Load or define your trained PyTorch model and set it to eval mode with model.eval().
Create a dummy input tensor matching the model's expected input shape and call torch.onnx.export(model, dummy_input, 'model.onnx', input_names=['input'], output_names=['output'], dynamic_axes={'input': {0: 'batch_size'}, 'output': {0: 'batch_size'}}) to export.
Verify the exported ONNX model using onnx.checker.check_model(onnx.load('model.onnx')) to catch structural errors.
Load the model in ONNX Runtime: session = onnxruntime.InferenceSession('model.onnx', providers=['CUDAExecutionProvider', 'CPUExecutionProvider']).
Run inference by calling session.run(output_names, {input_name: numpy_input}) where numpy_input is a NumPy array matching the input shape.

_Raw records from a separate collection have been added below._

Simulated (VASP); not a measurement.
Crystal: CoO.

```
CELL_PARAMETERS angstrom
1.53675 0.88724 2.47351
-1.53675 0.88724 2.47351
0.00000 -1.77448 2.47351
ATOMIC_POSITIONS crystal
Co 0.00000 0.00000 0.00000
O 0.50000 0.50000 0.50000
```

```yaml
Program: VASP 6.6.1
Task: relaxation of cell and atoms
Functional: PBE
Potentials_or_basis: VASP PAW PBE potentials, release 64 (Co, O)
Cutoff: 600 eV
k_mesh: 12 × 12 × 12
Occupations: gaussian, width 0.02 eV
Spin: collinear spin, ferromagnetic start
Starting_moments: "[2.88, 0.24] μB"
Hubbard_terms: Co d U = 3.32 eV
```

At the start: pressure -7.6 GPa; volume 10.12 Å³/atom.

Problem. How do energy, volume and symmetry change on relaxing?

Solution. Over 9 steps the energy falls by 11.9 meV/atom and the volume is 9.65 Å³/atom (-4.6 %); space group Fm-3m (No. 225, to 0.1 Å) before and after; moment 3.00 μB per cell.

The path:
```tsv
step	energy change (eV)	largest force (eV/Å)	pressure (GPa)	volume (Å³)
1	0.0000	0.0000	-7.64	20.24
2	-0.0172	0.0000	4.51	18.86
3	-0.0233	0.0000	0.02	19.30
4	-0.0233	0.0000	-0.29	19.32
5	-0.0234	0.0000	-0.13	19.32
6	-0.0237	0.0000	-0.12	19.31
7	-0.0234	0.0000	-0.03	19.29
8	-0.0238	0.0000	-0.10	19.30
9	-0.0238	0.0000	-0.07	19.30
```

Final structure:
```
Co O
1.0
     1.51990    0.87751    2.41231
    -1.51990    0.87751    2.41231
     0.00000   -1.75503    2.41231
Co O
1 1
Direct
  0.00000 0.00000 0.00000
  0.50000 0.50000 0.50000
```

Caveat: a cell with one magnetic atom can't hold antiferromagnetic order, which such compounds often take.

Compare ONNX Runtime outputs against the original PyTorch model outputs on the same input to validate numerical equivalence within a tolerance.
Known gotchas
Operations that depend on Python control flow (if statements over tensor values) may not export correctly unless the model uses torch.jit.script first or the dynamic behavior is refactored.
The opset version used during export must be supported by your version of ONNX Runtime; mismatched opsets cause a 'node not implemented' error at load time.
Dynamic axes must be declared explicitly for any dimension that varies at runtime; undeclared dynamic dimensions cause shape mismatch errors during inference.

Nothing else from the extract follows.